Empty conducting cube with 4 sides at ground and 2 sides at V

[randomchance]

Homework Statement

Empty cubic box of dimension "a" with conducting walls. Two opposite walls are held at a constant potential V, while the other walls are grounded. Find an expression for the electric potential inside the box. (Assume box centered on the origin, walls are all normal to one of the Cartesian axes, and that the non-grounded walls are normal to the x-axis.)
Now suppose that the two walls normal to the x-axis hare held at potentials plus/minusV. What now is the potential inside the box? Use separation of variables.

Homework Equations

So, we know that Poisson's equation inside the cube is =0

The Attempt at a Solution

I'm not sure how to type formula's in here, so take all of my "d"s to be partial "d"s
this means that d^2V/dx^2+d^2V/dy^2+d^2V/dz^2=0.
If we use separation of variables we can say that V(x,y,z)=X(x)Y(y)Z(z). I know that we can then plug this into Poisson's equation and then divide by XYZ to yield:
X''/X+Y''/Y+Z''/Z=0
I know that this means that each term needs to equal a constant and that the sum of those constants needs to equal 0. Now, this is where I start getting sketchy. If I say something like this:
X''=aX Y''=bY and Z''=cZ can I say that due to the symmetry of the cube and the fact that two endpoints (-a/2 and a/2) in both the y and z directions are equal to 0, that b=c and therefore a=(-2b)?
Also: I was trying to use Griffiths to help me, but I'm not sure why in some cases they had the solution be of the form Asin(kx)+Bcos(kx) and sometimes Aexp(kx)+Bexp(-kx). My instructor was vaguely said something to the effect that since our cube is centered at the origin that k can have both positive and negative values in the x direction and that means we need to consider both of those forms for the potential in the x direction (where I assume that we'd only need to consider one or the other in the other two directions??) Help!

 

[Mindscrape]

Hmm, is this a box or a cube? If it is a box, which is the impression I get (though you did say cube?), then you don't have the Z dimension in your separation of variables.

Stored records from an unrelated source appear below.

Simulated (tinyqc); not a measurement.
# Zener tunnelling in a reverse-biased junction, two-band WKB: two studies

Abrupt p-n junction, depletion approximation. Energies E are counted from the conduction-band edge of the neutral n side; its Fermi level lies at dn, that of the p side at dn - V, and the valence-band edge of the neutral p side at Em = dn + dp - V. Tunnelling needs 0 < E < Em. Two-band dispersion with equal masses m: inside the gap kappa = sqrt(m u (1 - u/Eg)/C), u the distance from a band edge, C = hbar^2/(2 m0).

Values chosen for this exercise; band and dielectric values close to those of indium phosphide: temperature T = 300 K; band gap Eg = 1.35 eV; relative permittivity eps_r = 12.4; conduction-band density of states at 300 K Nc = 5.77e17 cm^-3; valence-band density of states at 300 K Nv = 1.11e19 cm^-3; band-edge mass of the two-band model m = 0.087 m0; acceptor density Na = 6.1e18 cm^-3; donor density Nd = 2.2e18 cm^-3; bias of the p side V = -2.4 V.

Basically, the two different solutions (complex exponentials vs. real exponentials) depend on the boundary conditions. You can assign the constant value from the separation of variables to be either positive or negative. If you make it negative you will get complex exponentials (sin and cos), and real exponentials if positive (sinh and cosh). The boundary conditions will give a trivial solution if you set that constant value to the wrong sign. If I remember my PDE class correctly, a dirichlet boundary condition always gives sin and cos (but I may be wrong, so look it up if you need). Griffiths does a pretty awful job explaining PDEs and this whole section is a blemish on a great book, in my opinion. Whether you use cosh and sinh or exponentials is also another story.

What are you trying to say by symmetry? Just go by the boundary conditions, and those will form your unique solution. Of course you can always guess at something (is that what you're trying to do?), and if it satisfies both the PDE and the BCs then it's the unique solution that you happened to get right.

 

[randomchance]

Sorry, this is a cube. I've never taken PDE's and Diff Eq was a few years ago, consequently my math kind of sucks (I'm trying to catch up as fast as possible). What I was trying to do with the symmetry thing was this:
If X''/X+Y''/Y+Z''/Z=0 then each term individually should equal a constant such that

X''/X= a Y''/Y=b and Z''/Z=c I know that a+b+c needs to equal 0. Since the boundary conditions are the same in the Y and Z directions, and the distance between the boundaries is the same in both directions I was trying to say that b=c so that now a+2b (or 2c) = 0 and a would need to equal -2b (or -2c). So instead of looking at 3 different constants, my equations would be in terms of 1:

X''=-2bX -> X=Acos(2bx)+Bsin(2bx)
Y''= bY -> Y=Cexp(by)+Dexp(-by)
Z''= bZ -> Z=Eexp(bz)+Fexp(-bz)

(*question here...on the exp, why is one positive and one negative?)
I dunno, I think maybe I'm just going about this in a screwy way.